As the series has moved forward, the complexity of these sequences has expanded and contracted in all shapes and sizes. Games like Resident Evil 2 have tried to run multiple sequences in parallel, finding replayability for players in the ways it allows you to plan multiple interdependent logistical movements in the same manner one would plan a camping trip to the countryside; games like Resident Evil 4 have tried compressing the sequence into shorter spaces of time, tasking you with minor maths calculations while running from a chainsaw; games like Resident Evil 6 have tried to more or less throw the sequence concept out of a thirtieth-story window in pursuit of cinematic success (no one is counting this bullets in an action movie).
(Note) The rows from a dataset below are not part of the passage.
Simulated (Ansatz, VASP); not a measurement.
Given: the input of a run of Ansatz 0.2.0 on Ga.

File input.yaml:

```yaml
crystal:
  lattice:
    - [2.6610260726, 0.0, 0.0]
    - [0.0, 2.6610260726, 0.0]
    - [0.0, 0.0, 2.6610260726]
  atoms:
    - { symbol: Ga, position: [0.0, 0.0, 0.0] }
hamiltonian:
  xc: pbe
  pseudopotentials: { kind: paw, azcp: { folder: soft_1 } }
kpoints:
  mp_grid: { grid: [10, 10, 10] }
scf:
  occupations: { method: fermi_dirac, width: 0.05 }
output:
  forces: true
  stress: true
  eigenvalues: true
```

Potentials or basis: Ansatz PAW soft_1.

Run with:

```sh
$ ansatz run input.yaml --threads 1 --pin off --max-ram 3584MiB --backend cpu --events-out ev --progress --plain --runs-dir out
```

Resident Evil 7 is probably at its most interesting when these sequences simply do not exist. Perspective is key here - whereas most Resident Evils of yore used fixed-perspective views to create a voyeuristic distance between player and hero in a manner evoking the giallo and j-horror of its era, biohazard does quite the opposite, and places The Ring on you (literally you, an amnesiac with no face), directly within the Final Destination of a skull that is being Sawed right this second. A video tape early on has you assume the role of a cameraman in a Louisiana Ghostwatch-type scenario; it's almost 15 minutes of "gameplay" that constitutes nothing more than self-amusement (depending on how amusing you find fear) derived from roleplaying as a gonzo cameraman in the depths of a deserted hell. Not a herb, handgun or key in sight. Just undead dudes dying in the moment.

Imagine my joy when I was forcefully guided into a sequence later in the game where you watch a VHS tape that lets you watch someone watch an mp4 recording of a different VHS tape on a laptop. The game is clearly obsessed with its own movement to the first-person multiple, constantly taking advantage of perspective and changes in perspective through a Connection of videodromic mediums - the eyes, the CCTV, the TV, the eyes of others, the eyes of others watching the TV, the eyes of those filming the TV. Kudos to Capcom for not just blithely saying “Resident Evil is an FPS now” and rather choosing to explore the true implications of horror as experienced first-personally vs. the 3rd-person-protective of Resis past.

Resis past are ultimately the game’s (partial) downfall. In a truly linear sequence of events like this, I don’t think there’s that much value in having the player take on the burden of inventory and item counting/combining. We all hate that feeling of a game requiring you to be an actor - stand here, press this button, watch this cinematic, stand over here, pick up the gun, shoot it now, step backwards to dodge this scripted animation or you will be replaying this sequence again and again and so on, etc., and Resident Evil 7’s insertion of one-way this->that->those sequencing problems too obviously reduce the concept of a video game down to a series of predetermined outcomes. Jack and Maggie carefully matching the pace of pursuit with the player is a perfect exemplar of this - everyone’s on rails; the Baker House vis a vis It’s A Small World; you and the CPUs just playing terrified roles on Capcom’s stage. It’s a wonderfully horrifying performance, though.